The Good Time Weekly Calendar of 1963 offers up an excellent Mexican-themed image for the week beginning April 21. We don’t know the model, but the photographer is identified as Turhan Bey. The name sounded familiar, so we looked him up and found that before he stepped behind the lens he was an actor known as The Turkish Delight. His career began in 1941, and he appeared in many movies, but that wasn’t why he sounded familiar. He sounded familiar because he appeared on television as recently as 1998 in a recurring role on the sci-fi series Babylon 5. It was in the mid-1950s that Bey decided to try his hand at photography, and we can’t argue with the results.
This week’s quips come from some of the usual suspects, but also include an observation from 15th century playwright William Congreve. In Congreve the folks at Good Time Weekly have finally chosen a wit worthy of respect. Congreve not only popularized the expression “kiss and tell,” but also originated the lines, “Music has charms to soothe a savage breast,” and “Heaven has no rage like love to hatred turned, nor hell a fury like a woman scorned.” But our favorite Congreve is this one: “Uncertainty and expectation are the joys of life. Security is an insipid thing.” We remind ourselves of that every moment we go without internet service. But insipid security looms, finally—we’re told service will be established in our new place within seven days.
April 21: “Love is a game of continuous surprise; he who is smart should never blow his knows.”—He-who Who-he
April 22: Everybody loves a lover but not when he’s on a public phone.

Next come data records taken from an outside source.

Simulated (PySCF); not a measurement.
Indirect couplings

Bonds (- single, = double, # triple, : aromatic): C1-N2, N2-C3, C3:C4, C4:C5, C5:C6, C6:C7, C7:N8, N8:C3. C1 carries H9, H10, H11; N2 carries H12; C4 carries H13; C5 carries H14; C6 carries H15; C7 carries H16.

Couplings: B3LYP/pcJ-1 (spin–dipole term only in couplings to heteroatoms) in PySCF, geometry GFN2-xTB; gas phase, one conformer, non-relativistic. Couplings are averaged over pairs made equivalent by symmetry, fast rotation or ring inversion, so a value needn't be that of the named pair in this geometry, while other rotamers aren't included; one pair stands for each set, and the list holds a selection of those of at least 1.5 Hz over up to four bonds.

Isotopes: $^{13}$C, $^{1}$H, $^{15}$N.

April 23: “Intuition is the strange instinct that tells a woman she is right whether she is or not.”—Paul Gibson
April 24: Women and glass are always in danger.—Portuguese Prov.
April 25: “Oh, fie, Miss, you must not kiss and tell.”—William Congreve
April 26: “Actually, most women keep secrets as well as men. It just takes more women.”—St. Clyde Melton, Jr.
April 27: “In Hollywood half the people are waiting to be discovered—the other half are afraid they will be.”—Pat Buttram.